Learning from the past


Tuesday, 11 November 2014 | Ashwani Lohani | in Oped
Human ego is the biggest stumbling block to progress and growth in today’s era. Bigger the ego, the lesser the delivery
The national penchant for re-inventing the wheel and invariably showcasing efforts as the first of its kind is as damaging as it is hilarious. I vividly remember the beginning of my tenure in the tourism sector when I was asked to take steps to prepare State-level master plans for the development of tourism. I tumbled upon a bookshelf and found that similar reports were prepared many times over in the past.

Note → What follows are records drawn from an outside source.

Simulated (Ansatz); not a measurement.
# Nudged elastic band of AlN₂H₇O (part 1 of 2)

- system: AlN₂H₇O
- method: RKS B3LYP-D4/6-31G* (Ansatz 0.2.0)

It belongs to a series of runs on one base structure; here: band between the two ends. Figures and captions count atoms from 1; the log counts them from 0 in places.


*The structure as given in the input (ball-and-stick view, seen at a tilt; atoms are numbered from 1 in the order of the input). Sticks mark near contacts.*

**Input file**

Yet, in our efforts that are directed towards self-perpetuation, we never learn, nor seem to be inclined to, despite the fact that there is really much that can be gleaned from the affairs of history. Napoleon’s conquests and his emergence as the emperor of France when he was merely 35, the rise of Germany as the most powerful nation in the world within 70 years of its being totally vanquished during the World War I and the ejection of the British Empire from the sub-continent almost single-handedly by Mahatma Gandhi, are classical examples from history that should  inspire us towards achieving greatness.
And it is not merely these great examples. There are many other equally important examples, albeit on a lower scale, that are within the realm of realisation by mere mortals. How many of us know that the great architectural masterpiece, Red Fort, took only 10 years to build — that too almost four centuries ago — and the iconic Howrah bridge took just five? That the three hill railways, namely, the Darjeeling Himalayan Railway, the Kangra Valley Railway and the Kalka Simla Railway, each took less than three years to build, is also beyond the realm of comprehension. Unthinkable indeed in the present era, when the skills, technological as well as managerial, are far more advanced than the time when those masterpieces were created.
Perhaps then delivery was as sacrosanct as processes are today. And therein lies the folly of the systems of present times. And it is also about ego. “The bigger the ego, the lesser the delivery”, a statement that symbolises the working of all the enterprises today, says it all about the causes that underline our most glaring failures. That human ego is the biggest stumbling block to progress and growth is a fact that needs appreciation. Yet what really surprises me is adjustable egos that do not even whimper when a superior pulls one up but flare up in the presence of a subordinate at the slightest pretext. And the tantra is perhaps the finest example of egos that remain elastic throughout ones lifetime. What a great waste of life, human life that according to the Hindushastra is conferred after passing through 84 lakh life forms.
The great Indus Valley civilisation of the 5th century BC is an outstanding example of what our ancestors were capable of even in those days that were bereft of technological advancements of the kind that exist today. The strides that this civilisation made in the fields of town planning, trade and culture are really an eye-opener and make us wonder with awe — if so much could be achieved in those days, why not now?
Perhaps it is all about our ability to dream and having a single-minded focus and determination to convert the same into reality. Yet the same would not be possible without three things — leadership, absolute integrity and ethical behavior, the void of which this great nation had been experiencing for quite some time now.  Yet we remain engrossed in trivialities, things that really do not matter in the long-run or even in the short-run. Moreover self-gratification and an absolute lack of concern for the collective can never propel a nation forward.